The popular phrase is that while Nero fiddled, Rome burned (or something like that) – and while that isn’t completely and utterly true of British rugby league in 2018, it does ring true to some extent.
It would not be an over-exaggeration to say that at present, the sport in this country finds itself at a fascinating, and slightly drawn-out, crossroads. There is still some doubt about if any changes will be made to the league structure – though it’s perhaps important to clarify at this point in proceedings that there aren’t any cast-iron commitments to changing things.
But all that doubt has trickled down into life below Super League where, as we’ve seen this week, life is much more hand-to-mouth and much more precarious.
In the space of 48 hours, news has emerged of two clubs facing financial difficulty outside the top flight: one in the Championship, and one in League 1.
The first came when Sheffield supremo Mark Aston gave an interview with the BBC and said ‘the hounds are at the door’ in regards to their monetary situation. Citing costs of moving back to Sheffield and the Olympic Legacy Park – plus the impact of so many years out of the city – Aston admitted Sheffield are facing difficulties.
Then, and perhaps even more worryingly, came the public admission from Whitehaven that they need to raise £60,000 to ensure they see this season out. The good news for them is that talks are ongoing with an investor who will commit to a three-year plan if they do raise that money. Fingers crossed for Haven and Carl Forster.

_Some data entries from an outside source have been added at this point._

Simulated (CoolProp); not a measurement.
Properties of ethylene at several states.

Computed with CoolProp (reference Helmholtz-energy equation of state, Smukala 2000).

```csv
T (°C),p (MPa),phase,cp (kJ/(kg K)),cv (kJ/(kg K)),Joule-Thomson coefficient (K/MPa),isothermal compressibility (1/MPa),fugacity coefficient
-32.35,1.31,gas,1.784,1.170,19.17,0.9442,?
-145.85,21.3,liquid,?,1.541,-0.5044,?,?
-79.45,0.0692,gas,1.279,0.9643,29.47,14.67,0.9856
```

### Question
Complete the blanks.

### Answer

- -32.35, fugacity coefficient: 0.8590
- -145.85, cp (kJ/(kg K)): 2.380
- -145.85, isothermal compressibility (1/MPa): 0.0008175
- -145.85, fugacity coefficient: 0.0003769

It is not nice to say this, but the lower leagues are beginning to show signs of wear and tear. And that’s perhaps being kind. Furthermore, that is a worry for not only fans and those involved with life outside of Super League, but those in Super League themselves.
Clubs have a responsibility to maintain their own castle and ensure they don’t hit the wall financially – but in reality, with so much uncertainty surrounding the game at present, this is an issue which transcends how clubs deal with their own problems.
In the last round of Super League games a fortnight ago, there were well over a dozen players who came through the Academy structures of clubs now not in the top flight. Some of those, like Kyle Amor, were products of one of the clubs in Whitehaven who now face a real fight for their future.
Super League needs the lower leagues. It needs the lower leagues not only to provide a strong, competitive culture below the top-flight, but also to help provide players for their own squads: because the 11 Academy setups (excluding Salford, who don’t operate one) can’t do it all by themselves.
Some clubs do see the value in lower league rugby and how important it is for the landscape of the game in our country. But at times, while the big boys are arguing over how big a slice of the pie they should get for the next however many years, it’s easy to forget that great, famous clubs like Sheffield and Whitehaven are scrapping for their very existence.
It’s understandable why clubs at the top of the food chain have a vested interest in their own future. But for the good of the game, maybe it’s worth stepping outside their own bubble and looking at how they can help those in desperate need of support.
Because without those clubs, the sport would have a far bleaker future than it will with them.